I don't think these things are usually treated as a single topic in either research or education, but there are quite a few adjacent topics that are relevant. I'll list some here, starting with...
One perspective on the algorithmic analysis of computer storage, memory and caches is the field of I/O-complexity or external memory algorithms. These lecture notes from a course by Mark de Berg are a good introduction (in Part II). Note that this perspective assumes an abstract I/O model that has a two layer memory hierarchy (a small and fast internal memory and a big but slow external memory), which of course is a simplified version of what a modern computer has. Still, this perspective makes it possible to design efficient algorithms for dealing with massive data (think running an algorithm on an array/matrix a few ten GB big, or more!).

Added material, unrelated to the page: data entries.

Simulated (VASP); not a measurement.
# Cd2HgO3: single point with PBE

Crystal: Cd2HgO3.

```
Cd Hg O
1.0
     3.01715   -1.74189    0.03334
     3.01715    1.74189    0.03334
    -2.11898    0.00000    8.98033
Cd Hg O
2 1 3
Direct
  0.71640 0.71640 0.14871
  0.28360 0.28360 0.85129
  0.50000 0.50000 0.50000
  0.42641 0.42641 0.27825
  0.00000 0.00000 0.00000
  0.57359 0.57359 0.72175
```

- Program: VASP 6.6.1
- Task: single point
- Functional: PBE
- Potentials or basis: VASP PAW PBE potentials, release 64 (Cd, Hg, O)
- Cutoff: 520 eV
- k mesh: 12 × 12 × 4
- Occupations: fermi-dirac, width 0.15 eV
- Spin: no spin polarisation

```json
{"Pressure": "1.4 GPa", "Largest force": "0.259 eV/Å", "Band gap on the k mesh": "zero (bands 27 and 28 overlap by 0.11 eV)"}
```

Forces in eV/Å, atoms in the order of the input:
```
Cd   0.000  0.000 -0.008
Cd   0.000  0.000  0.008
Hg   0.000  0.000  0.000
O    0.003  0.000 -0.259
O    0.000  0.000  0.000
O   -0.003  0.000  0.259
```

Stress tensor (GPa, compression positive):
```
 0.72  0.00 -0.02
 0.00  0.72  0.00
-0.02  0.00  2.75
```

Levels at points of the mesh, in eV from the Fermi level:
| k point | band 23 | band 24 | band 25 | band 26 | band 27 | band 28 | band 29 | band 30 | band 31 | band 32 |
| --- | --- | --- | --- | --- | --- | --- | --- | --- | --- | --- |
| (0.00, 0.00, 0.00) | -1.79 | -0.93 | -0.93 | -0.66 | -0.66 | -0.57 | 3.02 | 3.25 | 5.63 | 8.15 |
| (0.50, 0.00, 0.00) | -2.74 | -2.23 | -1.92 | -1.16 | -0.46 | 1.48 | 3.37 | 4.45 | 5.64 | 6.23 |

Another advantage of treating "external memory" only in the abstract means that we only need to design one algorithm to deal with both SSD's, hard-disks, or even a slow internet connection, as long as we are satisfied with treating our external memory as a monolithic blob. There are many other tricks you may want to try in practice, but this is highly dependent on your specific machine or operating system.
Okay, but what if I really want to know how to use multiple cache layers, how to ensure seeking goes efficiently on my hard-disk, or how to play nice with my OS's paging? These topics (among others) are usually treated in a course called "Operating systems". Another aspect that frequently is the focus of such a course is concurrency (e.g. how does your OS manage to run all those processes "at the same time"? ), and dealing with multiple processes and threads programmatically. Some mild form of parallelism may also be covered.
So, what about those 100s of computing cores? Making use of those things to compute efficiently is known as parallelism and courses with that word in their title are common. There are quite a few models there to use in the analysis of parallel algorithms, the PRAM model is common. Again, this is an abstract model that may or may not allow you to use the full power of your expensive GPU (or arrays of relative cost-efficient Sony Playstation 3 cores. Cryptanalystist are a rare breed of "mostly theoretical" computer scientists that actually have use of massive computation power, see these slides of Dan Bernstein on some thoughts of using GPU's for crypto).
However, unless you have a very extreme needs for high performance computing, "using GPUs" in practice usually means using one of the APIs/frameworks designed to use them, like OpenGL. There are courses called computer graphics or something similar that teach how to work with these APIs.
Speaking of high performance computing, this is a field of its own, a bit on the intersection of parallel and distributed computing. (see also this answer for the difference between distributed computing, concurrency, and parallelism)
I should also mention that there are also courses on databases that go beyond just teaching how to use them and also teach how all those operations are implemented efficiently.
But nobody will teach you this one simple trick!
We've already covered quite some courses, certainly enough to fill a few semesters, but you may have already gathered from the multiple caveats above that there's always a manner of tricks that simply depend too much on the specifics of your setup that there's no good reason to teach it, or do theoretical research on. Still, having the knowledge of the courses above at least should give you a good idea on when it might be a good idea to depend on some strange trick, or whether there actually is a well-understood way to solve your problem. One interesting trick is to compress everything and make it fit in main memory. (see also the video explaining how their entire system works)